Edit: Re-reading what you wrote and thinking about it some more, I think I misunderstood what you wrote. I think perhaps you are saying that
at the macro scale diffraction does not occur, or does not occur so much as at larger scale, or occurs as much but doesn't have as much effect as at larger scale. Were that the case, at the macro scale good quality optics might still deliver more resolution than lesser quality optics at small apertures. Am I understanding you correctly?
Interestingly, although I don't understand the technicalities about Airy Disks etc, I can see that the Joseph James article doesn't qualify its discussion in terms of the scale of the subject/scene. For example, here is an extract from the article leading up to the bullet point that I quoted above.
In terms of cross-format comparisons, all systems suffer the same from diffraction softening at the same DOF. This does not mean that all systems resolve the same detail at the same DOF, as diffraction softening is but one of many sources of blur (lens aberrations, motion blur, large pixels, etc.). However, the more we stop down (the deeper the DOF), diffraction increasingly becomes the dominant source of blur. By the time we reach the equivalent of f/32 on FF (f/22 on APS-C, f/16 on mFT and 4/3), the differences in resolution between systems, regardless of the lens or pixel count, is trivial.
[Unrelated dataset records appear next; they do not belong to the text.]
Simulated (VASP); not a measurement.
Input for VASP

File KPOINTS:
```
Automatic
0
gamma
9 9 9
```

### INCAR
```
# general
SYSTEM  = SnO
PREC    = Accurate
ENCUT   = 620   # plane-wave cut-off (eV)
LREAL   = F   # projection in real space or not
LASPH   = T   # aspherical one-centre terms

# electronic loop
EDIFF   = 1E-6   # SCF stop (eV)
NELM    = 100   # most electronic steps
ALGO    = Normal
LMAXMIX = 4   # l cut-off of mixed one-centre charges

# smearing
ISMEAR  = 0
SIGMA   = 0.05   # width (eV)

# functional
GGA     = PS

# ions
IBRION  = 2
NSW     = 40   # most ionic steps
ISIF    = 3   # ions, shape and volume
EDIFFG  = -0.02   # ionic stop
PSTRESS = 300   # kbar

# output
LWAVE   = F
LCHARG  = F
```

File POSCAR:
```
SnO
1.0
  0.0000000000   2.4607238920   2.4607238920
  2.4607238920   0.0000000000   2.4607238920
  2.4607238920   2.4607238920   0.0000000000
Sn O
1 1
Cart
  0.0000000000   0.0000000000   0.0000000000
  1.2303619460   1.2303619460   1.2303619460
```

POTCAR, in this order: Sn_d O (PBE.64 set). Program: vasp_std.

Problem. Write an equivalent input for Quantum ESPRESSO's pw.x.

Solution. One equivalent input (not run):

For example, consider the Canon 100 / 2.8L IS macro on a 5D2 (21 MP FF) vs the Olympus 14-42 / 3.5-5.6 kit lens on an L10 (10 MP 4/3)
. Note that the macro lens on FF resolves significantly more (to put it mildly) at the lenses' respective optimal apertures, due to the macro lens being sharper, the FF DSLR having significantly more pixels, and the enlargement factor being half as much for FF vs 4/3. However, as we stop down past the peak aperture, all those advantages are asymptotically eaten away by diffraction, and by the time we get to f/32 on FF and f/16 on 4/3, the systems resolve almost the same.
For the same color and f-ratio, the Airy Disk will have the same diameter, but span a smaller portion of a larger sensor than a smaller sensor, thus resulting in less diffraction softening in the final photo. On the other hand, for the same color and DOF, the Airy Disk spans the same proportion of all sensors, and thus the effect of diffraction softening is the same for all systems at the same DOF.
Let's work an example using green light (λ = 530 nm = 0.00053mm). The diameter of the Airy Disk at f/8 is 2.44 · 0.00053mm·8 = 0.0103mm, and the diameter of the Airy Disk at f/4 is half as much -- 0.0052mm. For FF, the diameter of the Airy Disk represents 0.0103mm / 43.3mm = 0.024% of the sensor diagonal at f/8 and 0.005mm / 21.6mm = 0.012% of the diagonal at f/4. For mFT (4/3), the diameter of the Airy Disk represents 0.0103mm / 21.6mm = 0.048% at f/8 and 0.005mm / 21.6mm = 0.024% at f/4.
Thus, at the same f-ratio, we can see that the diameter of the Airy Disk represents half the proportion of a FF sensor as mFT (4/3), but at the same DOF, the diameter of the Airy Disk represents the same proportion of the sensor. In other words,
all systems will suffer the same amount of diffraction softening at the same DOF and display dimensions. However, the system that began with more resolution will always retain more resolution, but that resolution advantage will asymptotically vanish as the DOF deepens. In absolute terms, the earliest we will notice the effects of diffraction softening is when the diameter of the Airy Disk exceeds that of a pixel (two pixels for a Bayer CFA), but, depending on how large the photo is displayed, we may not notice until the diameter of the Airy Disk is much larger.
Typically, the effects of diffraction softening do not even begin to become apparent until f/11 on FF (f/7.1 on APS-C and f/5.6 on mFT -- 4/3), and start to become strong by f/22 on FF (f/14 on APS-C and f/11 on mFT -- 4/3). By f/32 on FF (f/22 on APS-C, f/16 on mFT -- 4/3) the effects of diffraction softening are so strong that there is little difference in resolution between systems, regardless of the lens, sensor size, or pixel count.
We can now summarize the effects of diffraction softening as follows:
- Diffraction is always present. As the lens is stopped down, optical aberrations lessen and diffraction softening increases.
- The "diffraction limited aperture" is the f-ratio where the effects of diffraction softening overcome the lessening lens aberrations, and will vary from lens to lens as well as where in the frame we are looking (e.g. center vs edges, where the edges typically, but not always, lag around a stop behind the center).
- All else equal, more pixels will always resolve more detail, regardless of other sources of blur, including diffraction.
- All systems suffer the same diffraction softening at the same DOF, but do not necessarily resolve the same detail at the same DOF, as diffraction softening is merely one of many forms of blur (e.g. lens aberrations, motion blur, large pixels, etc.).
- As the DOF deepens, all systems asymptotically lose detail, and by f/32 on FF (f/22 on APS-C, f/16 on mFT -- 4/3), the differences in resolution between systems is trivial, regardless of the lens, sensor size, or pixel count.
And as it happens, the practical experiments I did, at macro scale, were consistent with the final bullet point.